(135f) Correlation of the Physical and Solid State Chemistry Changes for a CuO-Fe2O3-Al2O3 Oxygen Carrier during Reduction with H2 and CO for Chemical Looping Combustion Applications

Chemical-looping combustion (CLC) is a novel combustion technology for energy generation that uses a metal oxide oxygen carrier (OC) to transport oxygen to a fuel source, avoiding direct contact between fuel and air. Combusting the fuel with an oxygen carrier is advantageous because ideally only carbon dioxide (CO₂) and water vapor are generated. After condensing the water, sequestration-ready CO₂ is produced making the technology desirable for increased carbon capture efficiency with decreased energy penalties. Development of efficient oxygen carriers is essential to successful CLC systems and a promising mixed metal oxide oxygen carrier has been developed at NETL consisting of CuO-Fe₂O₃-Al₂O₃. The metal oxide combination forms a unique Cu(Fe_2−xAl_x)O₄ spinel structure. The novel mixed metal OC possesses desirable properties including enhanced reactivity and physical stability. In addition, the OC also demonstrates exothermic behavior during reduction with fuels, which is essential to sustaining auto-thermal operation for energy generation applications. The oxygen carrier has been implemented successfully in pilot scale operation for CLC at NETL, showing that it is a proven candidate for CLC applications and merits further examination. A thorough understanding of the changes that occur during reduction and oxidation (redox) mechanisms are needed for implementation of modeling strategies and to deepen the understanding of materials used for this unique application.

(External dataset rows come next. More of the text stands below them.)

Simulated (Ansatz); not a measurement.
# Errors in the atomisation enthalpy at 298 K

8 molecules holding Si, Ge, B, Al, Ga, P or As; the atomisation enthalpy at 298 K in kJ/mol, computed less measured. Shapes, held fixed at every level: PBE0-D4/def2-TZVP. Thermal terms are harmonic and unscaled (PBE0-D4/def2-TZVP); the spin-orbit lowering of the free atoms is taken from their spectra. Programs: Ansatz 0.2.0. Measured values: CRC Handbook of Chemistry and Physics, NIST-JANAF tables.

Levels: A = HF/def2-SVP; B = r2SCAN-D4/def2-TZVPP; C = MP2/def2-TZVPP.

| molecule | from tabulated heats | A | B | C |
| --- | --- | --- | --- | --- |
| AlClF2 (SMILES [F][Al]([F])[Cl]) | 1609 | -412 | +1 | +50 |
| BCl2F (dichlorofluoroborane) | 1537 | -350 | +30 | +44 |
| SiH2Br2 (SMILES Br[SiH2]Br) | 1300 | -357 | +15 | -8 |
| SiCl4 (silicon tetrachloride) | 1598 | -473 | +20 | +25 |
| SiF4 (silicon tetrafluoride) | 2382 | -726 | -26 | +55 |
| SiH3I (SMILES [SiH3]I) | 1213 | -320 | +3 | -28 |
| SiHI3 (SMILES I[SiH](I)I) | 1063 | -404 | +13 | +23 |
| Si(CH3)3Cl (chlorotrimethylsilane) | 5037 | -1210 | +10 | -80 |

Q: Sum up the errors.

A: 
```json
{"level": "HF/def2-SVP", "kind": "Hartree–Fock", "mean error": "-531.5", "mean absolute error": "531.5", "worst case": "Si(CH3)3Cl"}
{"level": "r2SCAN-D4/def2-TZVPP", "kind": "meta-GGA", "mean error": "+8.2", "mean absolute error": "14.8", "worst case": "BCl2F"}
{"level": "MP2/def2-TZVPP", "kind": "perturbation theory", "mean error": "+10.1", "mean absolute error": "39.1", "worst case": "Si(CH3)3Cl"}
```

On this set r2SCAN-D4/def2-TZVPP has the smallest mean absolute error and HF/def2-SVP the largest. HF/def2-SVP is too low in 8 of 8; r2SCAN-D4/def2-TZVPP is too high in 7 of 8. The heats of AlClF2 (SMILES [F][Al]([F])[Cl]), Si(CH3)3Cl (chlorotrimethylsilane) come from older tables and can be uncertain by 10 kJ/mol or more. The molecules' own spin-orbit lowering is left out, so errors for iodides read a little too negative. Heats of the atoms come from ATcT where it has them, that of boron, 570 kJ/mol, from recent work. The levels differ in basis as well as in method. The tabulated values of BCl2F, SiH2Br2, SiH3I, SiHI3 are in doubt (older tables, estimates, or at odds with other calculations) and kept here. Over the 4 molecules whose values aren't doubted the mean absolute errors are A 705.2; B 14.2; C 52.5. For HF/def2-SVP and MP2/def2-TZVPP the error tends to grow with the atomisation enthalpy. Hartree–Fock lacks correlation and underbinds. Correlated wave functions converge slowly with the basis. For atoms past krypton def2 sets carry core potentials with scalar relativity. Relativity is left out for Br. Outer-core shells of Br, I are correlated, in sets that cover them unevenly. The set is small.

The changes in physical and chemical properties during reduction and oxidation for the Cu(Fe_2−xAl_x)O₄ OC are unique and not thoroughly understood. The act of transferring oxygen to the fuel source induces the formation oxygen vacancies causing the structure to distort and ultimately change phase when enough oxygen has been depleted. The phase change to base metal and metal oxide components due to the stripping of lattice oxygen is often referred to as the reduction route, and comparably the oxidation route being the reverse process. With this noted, chemical properties can vary from solid-state solution changes including predominant phase, the reduction and oxidation routes, and component migration that can occur due to lattice distortion and reorientation. In addition, physical properties of the material can also be impacted including particle size changes during redox reactions, density changes associated with predominant phase, surface area, etc. This comprehensive study identifies and correlates these property changes with extent of solid oxygen carrier conversion for the development and implementation of accurate reduction and oxidation models for further use in process scale up and optimization strategies. A combination of various characterization techniques including in-situ X-ray diffraction, Scanning Electron Microscopy, Thermogravimetric analysis coupled with mass spectrometry and others are used to establish correlations between the property changes with the metal oxide during reduction with CO/H₂ and oxidation with O₂.